Monday, April 28, 2014

To be a child...

When Coleridge was eight years old, he walked one winter evening with his father from a farmer's house home, and his father told him the names of some of the stars, how far they were from the earth, and so on.  Coleridge has written:

"I had heard him with a profound delight and admiration; but without the least mixture of wonder or incredulity.  For from my early reading of fairy tales and genii, etc., etc., my mind had been habituated to the Vast, and I never regarded my senses in any way as the criteria of my belief.  I regulated all my creeds by my conceptions, not by my sight:  even at that age.  Should children be permitted to read romances, and relations of giants and magicians and genii?  I know all that has been said against it; but I have formed my faith in the affirmative.  I know no other way of giving the mind a love of the Great and the Whole.  Those who have been led to the same truths step by step, through the constant testimony of their senses, seem to me to want a sense which I possess.  They contemplate nothing but parts, and all parts are necessarily little.  And the universe to them is but a mass of little things..."

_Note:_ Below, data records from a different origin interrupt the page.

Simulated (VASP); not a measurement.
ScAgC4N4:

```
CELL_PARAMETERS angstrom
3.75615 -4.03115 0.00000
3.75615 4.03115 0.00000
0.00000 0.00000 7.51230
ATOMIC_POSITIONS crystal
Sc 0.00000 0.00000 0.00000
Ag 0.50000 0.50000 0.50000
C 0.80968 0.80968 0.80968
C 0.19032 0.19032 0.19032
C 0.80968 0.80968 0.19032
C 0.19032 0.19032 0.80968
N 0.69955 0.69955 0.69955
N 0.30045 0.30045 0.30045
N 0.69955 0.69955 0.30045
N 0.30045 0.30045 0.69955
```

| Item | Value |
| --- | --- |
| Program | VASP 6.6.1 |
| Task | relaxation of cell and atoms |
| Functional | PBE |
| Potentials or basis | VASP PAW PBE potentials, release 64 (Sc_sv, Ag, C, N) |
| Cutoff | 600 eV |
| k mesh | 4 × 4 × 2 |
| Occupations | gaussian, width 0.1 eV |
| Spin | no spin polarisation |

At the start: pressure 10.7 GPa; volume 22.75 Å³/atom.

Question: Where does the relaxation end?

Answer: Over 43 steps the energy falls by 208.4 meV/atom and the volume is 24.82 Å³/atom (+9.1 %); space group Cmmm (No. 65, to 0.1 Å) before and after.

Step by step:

"Know you what it is to be a child?  It is to be something very different from the man of today.  It is to have a spirit yet streaming from the waters of baptism; it is to believe in love, to believe in loveliness, to believe in belief; it is to be so little that the elves can reach to whisper in your ear; it is to turn pumpkins into coaches, and mice into horses, lowness into loftiness, and nothing into everything, for each child has its fairy godmother in its own soul; it is to live in a nutshell and count yourself the king of infinite space."